Maybe you'll wonder what does it have to do with Armstrong. The answer: my Dad was a clever guy.

When the Apollo 11 landing took place I was 8 years old. I still remember my Dad, Mum, my little sister and I literally glued to our old black-and-white TV set watching every detail.

As millions of kids all over the world, those guys were my heroes.

And my Dad understood that very clearly. So he told me if I wanted to be like them, I had to study and, although often money was short, he managed to buy the occasional scale model (so as to keep the imagination vivid) and several of the Time/Life series books. I remember, among others, Evolution, Space, The Reptiles.

And it worked just fine, as I am sure he knew it would. I wouldn't turn the TV on, or play, or anything really, before doing my homework.

Later on I became a fervent Isaac Asimov fan (not just, or even mainly, for his fiction, but for his popular science books) and I went on to buy with my own money high school books so that I could study on my own, so anxious I was to be an astronaut.

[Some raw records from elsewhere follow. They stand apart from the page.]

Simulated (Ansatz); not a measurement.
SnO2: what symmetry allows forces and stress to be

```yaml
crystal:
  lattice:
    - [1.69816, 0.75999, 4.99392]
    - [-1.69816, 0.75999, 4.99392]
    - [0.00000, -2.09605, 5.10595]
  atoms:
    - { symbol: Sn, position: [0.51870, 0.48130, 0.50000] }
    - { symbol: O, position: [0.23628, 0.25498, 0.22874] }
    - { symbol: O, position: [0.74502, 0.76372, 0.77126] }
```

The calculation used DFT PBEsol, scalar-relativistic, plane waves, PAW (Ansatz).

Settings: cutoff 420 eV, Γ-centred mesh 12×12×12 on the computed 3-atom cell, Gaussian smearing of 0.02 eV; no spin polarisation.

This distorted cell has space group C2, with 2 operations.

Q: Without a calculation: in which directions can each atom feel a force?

Needles to say, I never managed. Now, even Armstrong is dead.

Robert Paul Wolff said...

Ah, but clearly you did manage! Not to become an astronaut, but to become educated, which is, in a way, better.

A propos, when my sons were little, both of them bought and read so many comic books that we had to get big plastic laundry baaskets to keep them in, so that they did not litter the whole house. How did they turn out? A chess prodigy and a law professor. I actually read a bunch of the comic books at one point to see what they were consuming. I discovered two things: First, the vocabulary in the comic books was rather sophisticated. Second, the underlying ethos was clearly liberal [the villains were all originally good people who had been turned rotten by some terrible accident, like being dropped into a vat of acid.] I stopped worrying after that.

Jim Smethurst said...

It could be worse, Bob. My father was a Giants fan when they played in Polo Grounds and I grew up to be a Yankees fan (and it was his mother, who thought Joe DiMaggio should have married her rather than Marilyn Monroe, who converted me).

Robert Paul Wolff said...

Since I consider you a dear friend, Jim, I must pass over in silence your surely painful confession that you are a Yankees fan, but I have to hear more about why your grandmother thought Joe DiMaggio should have married her! Was there actually a chance? Or was it like my belief that Angelina Jolie missed out when she chose Brad Pitt over me?

Jim Smethurst said...

Well, if it makes your silence any easier, I find I'm not as intense about this stuff as when I was younger--I feel pretty sanguine about the extra inning victory of the Orioles last night. Basically, I think the event of a subway series in 2000, which I had no real expectations of ever seeing, in which the Yankees crushed the Mets (who are the real enemies of Yankees fans, not the Red Sox) pretty much fulfilled all my baseball dreams. I suppose it might have been like the Dodger World Series win over the Yankees in 1955 for old Brooklyn Dodgers fans. Re: my grandmother and DiMaggio. It was pretty much along the lines of you and Jolie. (Though in the real life fantasy department, when I worked for the Hotel and Restaurant Workers Union in Connecticut, one of my co-workers was Morty Miller, the nephew of Arthur Miller. He once mentioned to me that he danced with Marilyn Monroe at his bar mitzvah. For a 13-year-old boy at the time, it probably seemed like some weird, erotic dream.)